By James Saft
(Reuters) – An apparent economic recovery and a recent tumble in the price of gold has investors wondering if the precious metal has lost its place in a portfolio. Gold, having soared higher since the onset of the financial crisis, is down about 17 percent from its September peak, and has fallen 7.5 percent in less than a month. In large part, gold’s comeuppance is attributable to improving economic data and a sense that – terrible as things may be in Europe – the banking system will not implode. So, then, if the world’s not ending why own gold? Arguing the case against gold ownership is none other than Warren Buffett, who argues for equities and calls gold a non-productive asset. Why hold gold, which never innovates, never increases profit margins and never opens up new markets? “If you own one ounce of gold for an eternity, you will still own one ounce at its end,” Buffett wrote in his most recent annual letter to shareholders. here “This type of investment requires an expanding pool of buyers, who, in turn, are enticed because they believe the buying pool will expand still further. Owners are not inspired by what the asset itself can produce – it will remain lifeless forever – but rather by the belief that others will desire it even more avidly in the future,” Buffett said. Gold, Buffett correctly points out, has benefited first from a fear trade, bought up by investors who worry that central banks and governments will engineer a raging inflation in order to erode away the debts they struggle under.

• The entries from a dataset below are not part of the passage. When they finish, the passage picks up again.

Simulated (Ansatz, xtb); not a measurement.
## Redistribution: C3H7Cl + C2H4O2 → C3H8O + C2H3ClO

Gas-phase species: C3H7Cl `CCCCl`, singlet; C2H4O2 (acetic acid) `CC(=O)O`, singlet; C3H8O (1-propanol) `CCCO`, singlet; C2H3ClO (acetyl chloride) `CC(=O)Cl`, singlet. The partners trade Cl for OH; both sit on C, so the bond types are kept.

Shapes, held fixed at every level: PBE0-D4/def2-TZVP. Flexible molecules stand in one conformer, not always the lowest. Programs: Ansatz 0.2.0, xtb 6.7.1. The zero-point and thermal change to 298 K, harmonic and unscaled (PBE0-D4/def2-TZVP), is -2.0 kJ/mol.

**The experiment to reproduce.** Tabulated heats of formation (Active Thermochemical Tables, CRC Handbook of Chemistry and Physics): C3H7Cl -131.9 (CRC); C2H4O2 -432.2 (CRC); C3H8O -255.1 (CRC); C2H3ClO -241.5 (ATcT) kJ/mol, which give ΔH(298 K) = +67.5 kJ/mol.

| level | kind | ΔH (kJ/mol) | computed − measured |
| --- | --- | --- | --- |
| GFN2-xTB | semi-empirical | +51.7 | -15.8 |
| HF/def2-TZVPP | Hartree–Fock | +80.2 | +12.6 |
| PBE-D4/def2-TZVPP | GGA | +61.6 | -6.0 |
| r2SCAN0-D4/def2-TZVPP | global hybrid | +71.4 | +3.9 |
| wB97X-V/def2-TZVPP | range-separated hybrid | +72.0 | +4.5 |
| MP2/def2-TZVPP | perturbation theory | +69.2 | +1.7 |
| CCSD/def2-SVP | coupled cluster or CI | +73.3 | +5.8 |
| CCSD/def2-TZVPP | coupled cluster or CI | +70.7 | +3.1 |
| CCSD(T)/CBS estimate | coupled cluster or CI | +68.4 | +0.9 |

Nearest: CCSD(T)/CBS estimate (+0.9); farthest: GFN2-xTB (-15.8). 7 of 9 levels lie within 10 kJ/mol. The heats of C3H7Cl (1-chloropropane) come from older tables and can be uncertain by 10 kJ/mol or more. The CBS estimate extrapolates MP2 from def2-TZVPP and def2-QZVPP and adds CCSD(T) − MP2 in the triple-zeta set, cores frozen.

Secondly, as with all assets that rise sharply in price, gold has gotten a push higher by momentum buyers, those who add their money to the rush in hopes of getting out when the trend wanes. Remove those supports and gold should fall, sharply and rapidly.
THE BACKSIDE OF QE Buffett is surely right about gold’s inability to procreate or grow, but I think he presents the fear trade as too much of an all-or-nothing bargain. Gold is a kind of anti-investment, an insurance policy against the bad actions of other people.
Sure, it won’t invent a new widget and make you rich, but neither will it, like some company executives, overpay itself and re-price its share options. It is reasonable, given the recent run of data, to think that another round of quantitative easing is less likely in the U.S. That surely must reduce the current value of gold, which unlike dollar bills can’t be made to come into existence by a central banker.
But it is important to remember that the impact of QE isn’t over simply if the Fed no longer prints money. There is still the issue of how to retract the huge amount of liquidity from a recovering economy. It is important to note that longer-term U.S. debt has been selling off very strongly recently. That could be entirely benign, as it could simply reflect a more optimistic outlook for growth and hence a more normal outlook for inflation.